$Id: README,v 1.2 2001/06/21 23:07:06 dwmw2 Exp $
$Log: README,v $
Revision 1.2  2001/06/21 23:07:06  dwmw2
Initial import to MTD CVS

Revision 1.1  2001/06/11 19:34:40  vipin
Added README file to dir.


This is the README file for the "checkfs" power fail test program.
By: Vipin Malik

NOTE: This program requires an external "power cycling box"
connected to one of the com ports of the system under test. 
This power cycling box should wait for a random amount of time 
after it receives a "ok to power me down" message over the 
serial port, and then yank power to the system under test.
(The box that I rigged up tested with waits anywhere from 
0 to ~40 seconds).


It should then restore power after a few seconds and wait for the
message again.


ABOUT:

This program's primary purpose it to test the reliiability
of various file systems under Linux.

SETUP:

You need to setup the file system you want to test and run the
"makefiles" program ONCE. This creates a set of files that are
required by the "checkfs" program.

Also copy the "checkfs" executable program to the same dir.

Then you need to make sure that the program "checkfs" is called
automatically on startup. You can customise the operation of
the "checkfs" program by passing it various cmd line arguments.
run "checkfs -?" for more details.

****NOTE*******
Make sure that you call the checkfs program only after you have
mounted the file system you want to test (this is obvious), but
also after you have run any "scan" utilities to check for and
fix any file systems errors. The e2fsck is one utility for the
ext2 file system. For an automated setup you of course need to
provide these scan programs to run in standalone mode (-f -y
flags for e2fsck for example).

File systems like JFFS and JFFS2 do not have any such external
utilities and you may call "checkfs" right after you have mounted
the respective file system under test.

There are two ways you can mount the file system under test:

1. Mount your root fs on a "standard" fs like ext2 and then
mount the file system under test (which may be ext2 on another
partition or device) and then run "checkfs" on this mounted
partition OR

2. Make your fs AND device that you have put this fs as your
root fs and run "checkfs" on the root device (i.e. "/").
You can of course still run checkfs under a separate dir
under your "/" root dir.

I have found the second method to be a particularly stringent
arrangement (and thus preferred when you are trying to break
something).

Using this arrangement I was able to find that JFFS clobbered
some "sister" files on the root fs even though "checkfs" would
run fine through all its own check files.

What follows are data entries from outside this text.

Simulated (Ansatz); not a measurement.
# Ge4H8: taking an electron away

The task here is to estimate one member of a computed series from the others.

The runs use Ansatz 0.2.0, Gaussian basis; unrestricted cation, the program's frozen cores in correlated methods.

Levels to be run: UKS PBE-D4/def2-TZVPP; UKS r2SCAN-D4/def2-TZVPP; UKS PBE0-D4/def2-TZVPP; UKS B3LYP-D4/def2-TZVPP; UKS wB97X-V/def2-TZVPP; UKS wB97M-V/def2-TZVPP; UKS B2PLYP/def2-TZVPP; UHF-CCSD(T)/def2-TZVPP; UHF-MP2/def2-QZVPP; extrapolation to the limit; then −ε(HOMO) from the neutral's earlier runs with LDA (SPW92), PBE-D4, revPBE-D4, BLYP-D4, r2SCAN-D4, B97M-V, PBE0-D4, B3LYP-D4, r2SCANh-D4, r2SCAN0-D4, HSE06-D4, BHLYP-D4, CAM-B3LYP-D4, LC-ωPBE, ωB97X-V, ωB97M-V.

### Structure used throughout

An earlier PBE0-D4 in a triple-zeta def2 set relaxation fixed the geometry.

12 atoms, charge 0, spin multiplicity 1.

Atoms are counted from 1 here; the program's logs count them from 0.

(I found this out when one of the clobbered sister file happened
to be /bin/bash. The system refused to run rc.local thus 
preventing my "checkfs" program from being launched :)

"checkfs":

The "formatting" reliability of the fs as well as the file data integrity
of files on the fs can be checked using this program.

"formatiing" reliability can only be checked via an indirect method.
If there is severe formatting reliability issues with the file system,
it will most likely cause other system failures that will prevent this
program from running successfully on a power up. This will prevent
a "ok to power me down" message from going out to the power cycling
black box and prevent power being turned off again.

File data reliability is checked more directly. A fixed number of
files are created in the current dir (using the program "makefiles").

Each file has a random number of bytes in it (set by using the
-s cmd line flag). The number of "ints" in the file is stored as the
first "int" in it (note: 0 length files are not allowed). Each file
is then filled with random data and a 16 bit CRC appended at the end.

When "checkfs" is run, it runs through all files (with predetermined 
file names)- one at a time- and checks for the number of "int's" 
in it as well as the ending CRC.

The program exits if the numbers of files that are corrupt are greater
that a user specified parameter (set by using the -e cmd line flag).

If the number of corrupt files is less than this parameter, the corrupt
files are repaired and operation resumes as explained below.

The idea behind allowing a user specified amount of corrupt files is as
follows:

If you are testing for "formatting" reliability of a fs, and for
the data reliability of "other" files present of the fs, use -e 1.
"other" files are defined as sister files on the fs, not being written to
by the "checkfs" test program.

As mentioned, in this case you would set -e 1, or allow at most 1 file 
to be corrupt each time after a power fail. This would be the file 
that was probably being written to when power failed (and CRC was not 
updated to reflect the  new data being written). You would check file 
systems like ext2 etc. with such a configuration.
(As you have no hope that these file systems provide for either your
new data or old data to be present in the file if power failed during
the write. This is called "roll back and recover".)

With JFFS2 I tested for such "roll back and recover" file data reliability
by setting -e 0 and making sure that all writes to the file being
updated are done in a *single* write().

This is how I found that JFFS2 (yet) does NOT support this functionality.
(There was a great debate if this was a bug or a feature that was lacking
or even an issue at all. See the mtd archives for more details).

In other words, JFFS2 will partially update a file on FLASH even before
the write() command has completed, thus leaving part old data part new
data in your file if power failed in the middle of a write().

This is bad functionality if you are updating a binary structure or a 
CRC protected file (as in our case).


If All Files Check Out OK:

On the startup scan, if there are less errors than specified by the "-e flag" 
a "ok to power me down message" is sent via the specified com port.

The actual format of this message will depend on the format expected
by the power cycling box that will receive this message. One may customise
the actual message that goes out in the "do_pwr_dn)" routine in "comm.c".

This file is called with an open file descriptor to the comm port that
this message needs to go out over and the count of the current power
cycle (in case your power cycling box can display/log this count).

After this message has been sent out, the checkfs program goes into
a while(1) loop of writing new data (with CRC), one at a time, into
all the "check files" in the dir.

Its life comes to a sudden end when power is asynchronously pulled from
under its feet (by your external power cycling box).

It comes back to life when power is restored and the system boots and
checkfs is called from the rc.local script file.

The cycle then repeats till a problem is detected, at which point
the "ok to power me down" message is not sent and the cycle stops
waiting for the user to examine the system.